‘Take Back The Beach’ Rally Set For July 9
Beach bums, surfers, fishermen and all those who enjoy a moonlight stroll along the boardwalk have been urged, by local rabble-rouser Lew M. Simon, to join in a "rally to take back the beach and boardwalk."
The ever-present rain clouds last summer were not thick enough to hide the ticket blitz on Rockaway beaches by local cops.
Summones were issued for infractions as trivial as leaving a blanket unattended on the beach.
The crackdown had as much potential to dampen this summer season as the habitual rains. No sitting on the beach after 9 p.m.; No walking on the boardwalk after 10 p.m.; No Dogs on the beach; No Bikes on the boardwalk from 10 a.m. to 6 p.m.; No Fishing; No Surfing; No smiling on a cloudy day. That last one is a joke.
In a June 6 editorial, Howard Schwach, Wave managing editor, outlined residents’ grievances against the city’s ticketing policy, and challenged the local democratic district leader to take action. "Where is Lew Simon and his trusty bullhorn when you need them?," said Schwach. "Here is your chance to get arrested again."
Simon wasted no time heeding the call the following week in his column Simon Says… "If you are fed up like we are with the fact we cannot even walk on our boardwalk in the late evening and enjoy the beautiful fresh air of Rockaway beaches, if you are fed up with the idea that if you come home from work after 6 p.m. after a hot day’s work you won’t be allowed to take a dip in the water, join us." The Democratic District Leader scheduled a rally for Wednesday, July 9 at 7:30 p.m. at Beach 116 Street and the Boardwalk. Simon said he hopes that thousands of people will assembly on the beach to protest the laws that he calls "very much antiquated."
Simon has even suggested that Rockaway has been unfairly targeted by police. "Why should we be off the beach at 9 p.m. and the boardwalk at 10 p.m., when Central Park is open until 1 a.m.," said Simon.

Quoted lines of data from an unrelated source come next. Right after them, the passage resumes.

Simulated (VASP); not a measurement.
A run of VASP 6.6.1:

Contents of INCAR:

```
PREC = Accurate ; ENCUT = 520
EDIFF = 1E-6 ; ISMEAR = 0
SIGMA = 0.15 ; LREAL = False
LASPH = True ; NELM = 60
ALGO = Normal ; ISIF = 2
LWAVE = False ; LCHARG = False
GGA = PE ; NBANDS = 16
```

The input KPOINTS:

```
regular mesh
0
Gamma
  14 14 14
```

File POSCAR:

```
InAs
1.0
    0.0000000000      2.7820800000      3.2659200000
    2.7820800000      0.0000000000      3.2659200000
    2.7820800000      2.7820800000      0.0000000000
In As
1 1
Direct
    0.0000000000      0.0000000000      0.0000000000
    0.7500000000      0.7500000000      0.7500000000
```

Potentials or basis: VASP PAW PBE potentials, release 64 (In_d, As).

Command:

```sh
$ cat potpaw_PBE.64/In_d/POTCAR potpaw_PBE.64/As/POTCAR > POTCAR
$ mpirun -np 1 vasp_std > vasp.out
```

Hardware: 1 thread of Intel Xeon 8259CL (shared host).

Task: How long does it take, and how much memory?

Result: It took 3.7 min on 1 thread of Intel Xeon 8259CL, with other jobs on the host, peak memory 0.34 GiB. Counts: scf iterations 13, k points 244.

City Councilman Joe Addabbo, the chair of the Parks Committee, supports a change in the beach rules, but said that in order to change the law he would need to hear from a greater consensus of constituents. Thus far, Addabbo’s office has received nearly 170 phone calls about the beach rules. Addabbo said he would need between 1,000 and 1,500 phone calls or signatures to effect a change. "I don’t represent the loudest people, but all the people," said Addabbo.
In late May, red and white signs were posted around Rockaway that specified the ‘Beach Rules.’ "These rules are not new rules, they have been in effect for years," said Addabbo. "These are new park signs." The rules are not in place to detract from the culture of Rockaway, said Addabbo. "Whatever you have done in the past, do it," he said. "Let me know if you are approached by the police."